Interim CEO Jennifer Walker introduced the framework, which staff labeled a margin‑protection program in the draft materials. The proposal calls for an annual application process, a review committee, and a scoring rubric that rates event viability, economic and cultural impact, financial responsibility, organizer track record, access and inclusion, seasonality and a margin‑protection justification. "We do certainly want to highlight that we are prioritizing a few things when we consider events. One of them is that they occur during slower seasons," Walker said, adding staff recommended identifying specific blackout dates such as graduation and home football weekends.

Commissioner Sterling Hamilton walked commissioners through an example pro‑forma from a current event (an urban/arts festival) that staff uses to illustrate how margin protection might work. Hamilton said the example event projected roughly $56,000 in revenue and $46,000 in expenses, yielding about a $9,000 gross margin; he suggested the commission consider guaranteeing a percentage of gross (he described a 30–40% band as a starting point). "If we guarantee 15,000 [roughly 30% of that sample gross], and they come in and they earn 40,000, then we'll issue them a check for the difference up to the guarantee," Hamilton said, describing how a guarantee could prevent an otherwise viable event from folding after a bad year.

Commissioners asked questions about eligibility, caps and the source of funds. Staff said Experience Fayetteville currently operates a community incentive fund (historically about $160,000) and that relatively few grantees would be large enough to be good candidates for the margin‑protection pilot. Commissioners discussed whether to designate a portion of an existing fund (staff suggested $60,000 as an illustrative set‑aside) for the pilot and whether the commission should require all approved margin‑protection awards to come back to the full commission for payment authorization.

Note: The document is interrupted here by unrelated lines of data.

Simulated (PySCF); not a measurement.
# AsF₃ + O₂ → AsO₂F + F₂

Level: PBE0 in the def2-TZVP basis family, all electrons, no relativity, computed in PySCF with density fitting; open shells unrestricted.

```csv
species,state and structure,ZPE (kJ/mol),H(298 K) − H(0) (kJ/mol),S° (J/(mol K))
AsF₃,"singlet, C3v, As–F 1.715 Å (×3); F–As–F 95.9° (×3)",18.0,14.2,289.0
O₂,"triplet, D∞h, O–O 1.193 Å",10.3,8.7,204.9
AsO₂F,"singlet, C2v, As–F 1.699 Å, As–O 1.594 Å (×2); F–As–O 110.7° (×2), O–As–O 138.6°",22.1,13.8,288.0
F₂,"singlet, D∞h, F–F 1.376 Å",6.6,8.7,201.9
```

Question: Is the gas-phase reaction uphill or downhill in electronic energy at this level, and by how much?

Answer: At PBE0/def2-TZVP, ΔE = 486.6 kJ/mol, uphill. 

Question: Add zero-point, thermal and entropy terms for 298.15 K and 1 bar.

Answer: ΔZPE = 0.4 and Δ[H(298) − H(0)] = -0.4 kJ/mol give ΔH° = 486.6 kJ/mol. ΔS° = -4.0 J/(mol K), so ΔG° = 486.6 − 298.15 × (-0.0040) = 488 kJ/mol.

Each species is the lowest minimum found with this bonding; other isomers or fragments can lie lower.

Commissioners and staff agreed the program should be piloted, with staff returning with a refined application, scoring rubric, suggested blackout dates and proposed budget allocation for the pilot at the July meeting. Commissioners also suggested adding clarity on underserved populations in the rubric, setting maximums for individual awards, and considering incentives for successful events to reapply for higher awards in later years. No formal vote to create the program or allocate funds was held on June 23.